Week 3: Emojify

For the project this week, I decided to have an alternate take on censorship. The post below is the exact same thing that’s on my Github

What is this?

Have you ever felt tired of your face on camera? Do you feel the need to express yourself but without showing your face? Great! This is the perfect solution to your problems.

Meet Emojify! It uses machine learning to read your facial expression and understand what you are feeling. And using the magic of drawing, it covers your face with an emoji instead. Voila!

Examples

You can’t see my face, but you can understand my expression 🙂

neutral face

neutral face

happy face

happy face

surprised face

surprised face

How it works

This project uses face-api.js and p5.js. P5JS provides the video input and the html canvas on which the video is displayed.

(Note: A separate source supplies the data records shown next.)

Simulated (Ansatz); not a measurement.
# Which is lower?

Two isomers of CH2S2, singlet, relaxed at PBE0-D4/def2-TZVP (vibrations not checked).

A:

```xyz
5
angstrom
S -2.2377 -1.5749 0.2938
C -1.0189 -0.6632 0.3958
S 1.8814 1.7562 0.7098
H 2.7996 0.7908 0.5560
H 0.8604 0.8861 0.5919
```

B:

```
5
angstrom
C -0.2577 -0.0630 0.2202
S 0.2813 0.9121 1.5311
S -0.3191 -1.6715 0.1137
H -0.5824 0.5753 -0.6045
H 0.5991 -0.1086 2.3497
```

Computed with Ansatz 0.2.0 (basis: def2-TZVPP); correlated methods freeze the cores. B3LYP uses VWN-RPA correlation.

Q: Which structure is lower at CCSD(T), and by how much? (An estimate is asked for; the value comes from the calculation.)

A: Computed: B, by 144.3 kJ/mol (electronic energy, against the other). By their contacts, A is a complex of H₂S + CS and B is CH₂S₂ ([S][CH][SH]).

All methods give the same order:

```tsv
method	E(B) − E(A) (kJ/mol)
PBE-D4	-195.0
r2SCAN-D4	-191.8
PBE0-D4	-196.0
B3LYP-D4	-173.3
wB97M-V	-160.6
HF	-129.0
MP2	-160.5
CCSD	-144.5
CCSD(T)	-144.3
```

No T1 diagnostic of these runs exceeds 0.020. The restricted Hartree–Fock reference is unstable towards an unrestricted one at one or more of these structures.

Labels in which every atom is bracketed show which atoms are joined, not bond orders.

All the code that makes it work is in script.js

Face-api.js, which is built on top of tensorflow.js has various pre-trained models that can be used for different purposes. This project uses a mobilenet model trained with faces from the internet (the SsdMobileNetv1 model). Along with face expression classification, the api also provides a bounding box for the face, using the coordinates of which an emoji is drawn on top of the face. The model has seven choices of emotions –

  • Neutral
  • Happy
  • Sad
  • Angry
  • Surprise
  • Fear
  • Disgust

Given an input video image, it recognises the face(s), reads the expression(s) and returns an Array of probabilities of each emotion.

console log

My code loops over this array, finds the maximum probability emotion. I have an image file corresponding to each emotion that is preloaded. Using the x and y coordinates of the bounding box, my code as able to draw the image corresponding to the emotion almost exactly over the face of the person.

Why I did this

I thought this was a really cool way to do something fun with machine learning. I hope that someday, instead of blurring people’s faces out on media when consent is not given, someone could emojify their face instead. At least we’d be able to tell what the person is thinking, as opposed to nothing when there’s a blurred face.

Potential Improvements

  • It’s kinda slow right now, but I guess that’s because of how long it takes to classify the image. Could potentially only classify every nth frame instead of every frame.
  • Use the probabilities to map to different emojis that show the strength of the expression. Something like – 0.7 happy is a smiley face 🙂 where as anything greater that 0.9 probability is a very happy face :D. This could be done for all the different emotions to make it more accurate.
  • Right now, the recognition of expressions is not really that accurate. Maybe retraining the model in some way could help fix this.